Ponchatoula overpowers Ruston late in Division I semifinal

Senior Braylan McNeal finished with 16 points and 17 rebounds as head coach Ryan Bond looks on (Photo credit: Reggie McLeroy)

By T. Scott Boatright

LAKE CHARLES – It all came down to the play in the paint for second-seeded Ruston and third-seeded Ponchatoula as they battled for a title game berth in semifinals action Thursday night of the Division I Boys Basketball bracket at Burton Coliseum in Lake Charles.

And Ponchtoula proved to be strong in the post as the Green Wave used a fourth-quarter surge to roll to a 62-55 win over the Bearcats, denying Ruston its first chance at a state hoops title in 35 years. 

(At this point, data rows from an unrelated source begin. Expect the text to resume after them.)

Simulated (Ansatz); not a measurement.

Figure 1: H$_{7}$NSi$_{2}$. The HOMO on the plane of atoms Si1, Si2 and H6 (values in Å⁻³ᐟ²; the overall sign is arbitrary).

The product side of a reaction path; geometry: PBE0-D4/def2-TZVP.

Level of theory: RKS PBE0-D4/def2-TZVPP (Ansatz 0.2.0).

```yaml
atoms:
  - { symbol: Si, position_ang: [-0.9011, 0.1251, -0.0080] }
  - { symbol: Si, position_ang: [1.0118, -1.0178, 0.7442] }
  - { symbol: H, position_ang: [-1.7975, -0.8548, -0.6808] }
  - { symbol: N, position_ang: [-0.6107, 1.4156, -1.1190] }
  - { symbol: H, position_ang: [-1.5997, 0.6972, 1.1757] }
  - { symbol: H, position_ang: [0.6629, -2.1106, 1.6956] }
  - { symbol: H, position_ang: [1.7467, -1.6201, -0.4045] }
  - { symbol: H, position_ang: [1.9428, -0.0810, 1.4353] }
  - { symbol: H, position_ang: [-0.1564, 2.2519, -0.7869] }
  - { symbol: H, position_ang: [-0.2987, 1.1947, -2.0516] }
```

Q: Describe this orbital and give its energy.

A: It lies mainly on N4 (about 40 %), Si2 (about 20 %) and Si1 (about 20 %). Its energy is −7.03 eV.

Ponchtoula’s Allen Graves took over inside, totaling 20 points and 19 rebounds – 11 on the offensive side of the court – while adding four blocked shots and seven assists.

The 6-9 Graves, who comes from a basketball family as the younger brother to former LSU men’s player Marshall Graves and current Auburn women’s player Amoura Graves, was simply unstoppable inside. 

“Graves was a huge factor on the offensive glass,” Bond said. “I thought that was the difference in the ballgame right there. When you get (only) 11 offensive rebounds, and then the charges against us, that’s something that’s been our bugaboo all year. That’s something we worked on, so you can put it on me. Boxing out, that’s something we’ll continue to work on moving forward. But I’m still proud of this team.”

Meanwhile Ruston, who had used the 3-point shot to reach the semifinals, suddenly went cold from outside against the Green Wave, hitting on only three-of-10 shots from long distance.

“In our previous two games we made 10 threes each game,” Bond said. “In the second round against East St. John and against Barbe (in the quarterfinals), we made 10 threes. Our good shooters – they didn’t have a good night. And that’s part of it. But if we clean up the offensive rebounds, if we don’t have six or seven charges, because once you get those charges they’re in the paint, so those are conceivably layups.”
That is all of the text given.